Another good trick when looking at the code is to avoid complicated
library code. For example, if you want to see the code for calculating
"foo(x) + bar(x)", don't try to pass the result to std::cout or printf.
The important stuff will get lost in the details. Rather, write a
simple function "int foobar(x) { return foo(x) + bar(x); }" so that you
can look at the code for that function.

Öö Tiib

unread,

Nov 16, 2018, 10:04:34 AM11/16/18

to

On Friday, 16 November 2018 12:23:16 UTC+2, Paul wrote:
> I posted the below code on another thread.
> A respondent said that the code should be "optimized away" by a good compiler.
> Presumably, this means that because basicPopcount has no side effects,
> and because main() doesn't do anything with the local variables it
> generates by calling basicPopcount, many of the basicPopcount calls should
> simply be skipped because the compiler has worked out that the computation
> would be pointless.
> I attempted to test this theory with Godbolt's compiler explorer.
> I have no formal education in assembly or computing more generally,
> so the feedback is cryptic.
> Complete code and compiler explorer data are copy-pasted below.
> Compiler is x86-64 gcc 8.2
> What does the compiler feedback say about whether the computations
> are skipped in the way described above?
> Many thanks for your comments, and for all help previously given.

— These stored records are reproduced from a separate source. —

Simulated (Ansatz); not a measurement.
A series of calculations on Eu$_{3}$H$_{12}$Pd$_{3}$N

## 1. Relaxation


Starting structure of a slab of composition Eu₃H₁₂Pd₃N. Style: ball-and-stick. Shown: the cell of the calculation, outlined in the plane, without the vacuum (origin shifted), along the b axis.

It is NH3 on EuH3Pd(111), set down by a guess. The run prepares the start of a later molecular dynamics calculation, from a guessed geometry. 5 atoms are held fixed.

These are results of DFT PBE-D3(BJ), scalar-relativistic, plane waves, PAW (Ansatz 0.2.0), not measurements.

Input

Unoptimized code is specially generated bad performing
one-to-one translation. That is for to make it possible to step
through our algorithm logic with debugger. Additionally the
compiler or library implementation may instrument code that
is built for debugging with run-time checks that standard
does not require. Such thing does not perform in any way
similarly to actual product so there are no point to measure
performance of debug builds.

Optimizer however tries to achieve maximally well performing
results. So part of the calculations done with constant values
it can do compile time. Calculations done in loop with same,
unchanged arguments it may do once and reuse the result.
Calculations whose results cause no side effects it may leave
not done and so on. So naive performance tests of optimized
builds can also give nonsensical results.

I see such optimized main of yours in godbolt.org:

main:
xor eax, eax
ret